That’s too bad, Cavalieri said, because biomass — a range of materials from algae to grass to wood chips — can play a useful role in the United States’ long-term energy plans. Demand for energy in the years ahead outpaces what the nation can provide in fossil fuels, and prices for gas and oil won’t be low forever, he said.

In New York, ReEnergy burns forest residue at its 24-year-old plant in Lyonsdale, a town on the edge of the Adirondack Park, creating enough electricity for about 21,000 homes. The company has two other plants in the region, including a 60-megawatt plant that provides electricity to Fort Drum, a large Army base, where the company said it has the biggest renewable energy contract in the history of the Army.

Its plant at Fort Drum is losing money, too, the company has said, and executives are looking for additional customers there, as well.

"Energy generators everywhere are struggling due to record-low wholesale electricity prices. Our Lyonsdale facility is not financially viable due to electricity prices," said a company spokeswoman, Sarah Boggess.

ReEnergy is pinning its hopes on a proposed clean energy standard in New York, which it said could provide a long-term solution allowing for "sufficiently priced" renewable energy credits, Boggess said. In the meantime, she said, the company hopes for an energy sales agreement or short-term funding.

That’s where Schumer comes in.

Schumer has asked the New York State Public Service Commission to help devise a plan to keep the plant open, possibly by allowing it to sell more renewable energy credits to the New York State Energy Research and Development Authority. He hasn’t heard back on the request, Schumer said yesterday.

Biomass plants are especially plentiful in California, Oregon and Washington, as well as in Florida, Minnesota and Maine, according to the Biomass Power Association, a trade group with 41 member companies. The BPA touts biomass for reducing methane that would otherwise be released by decomposing forest material, as well as for lowering carbon emissions, although the carbon-related benefit is a point of contention among scientists.

California’s biomass industry has shrunk dramatically due to the loss of government subsidies, the California Energy Commission reported. At the industry’s height in the state in the early 1990s, 66 plants generated more than 800 megawatts of power; generation has fallen to 640 MW as the number of plants has plummeted by more than half, the commission said.

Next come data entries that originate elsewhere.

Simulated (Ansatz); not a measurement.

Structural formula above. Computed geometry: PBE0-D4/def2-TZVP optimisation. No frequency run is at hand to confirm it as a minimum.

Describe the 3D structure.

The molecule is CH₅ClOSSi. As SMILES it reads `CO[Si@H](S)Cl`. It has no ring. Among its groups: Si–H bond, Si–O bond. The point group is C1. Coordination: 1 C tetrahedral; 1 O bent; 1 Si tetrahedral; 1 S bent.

The Biomass Power Association is rooting for natural gas prices to climb again, if the biomass industry is to rebound. Other help could come from the federal government, perhaps in the form of alternative energy production tax credits, said Carrie Annand, a BPA spokeswoman. If the Obama administration’s Clean Power Plan survives court challenges, states could embrace biomass as a way to reduce emissions, she said.

Finally, states could either require or encourage the purchase of energy from biomass facilities, Annand said.

Environmental groups have soured on biomass. Harvesting forest products and burning them for energy isn’t any cleaner for the atmosphere than fossil fuels and harms the forests’ delicate ecosystem, said Sami Yassa, a senior scientist at the Natural Resources Defense Council.

Scientists discount their once-held belief that biomass is a zero-carbon fuel, pointing out that replacing trees and letting them grow big enough to sequester carbon takes decades, Yassa said. Biomass from switch grass is a better alternative, he said, because it can be harvested and grown again on a short cycle.

"They’re not a non-polluting industry," Yassa said.

The new face of biomass may not be in energy at all, Washington State University’s Cavalieri said. If companies can find a mix of other high-value uses — oil from algae is already used in moisturizing cream to reduce wrinkles, for instance — the industry may thrive yet, he said.

"That way you’re not in a head-to-head competition," Cavalieri said.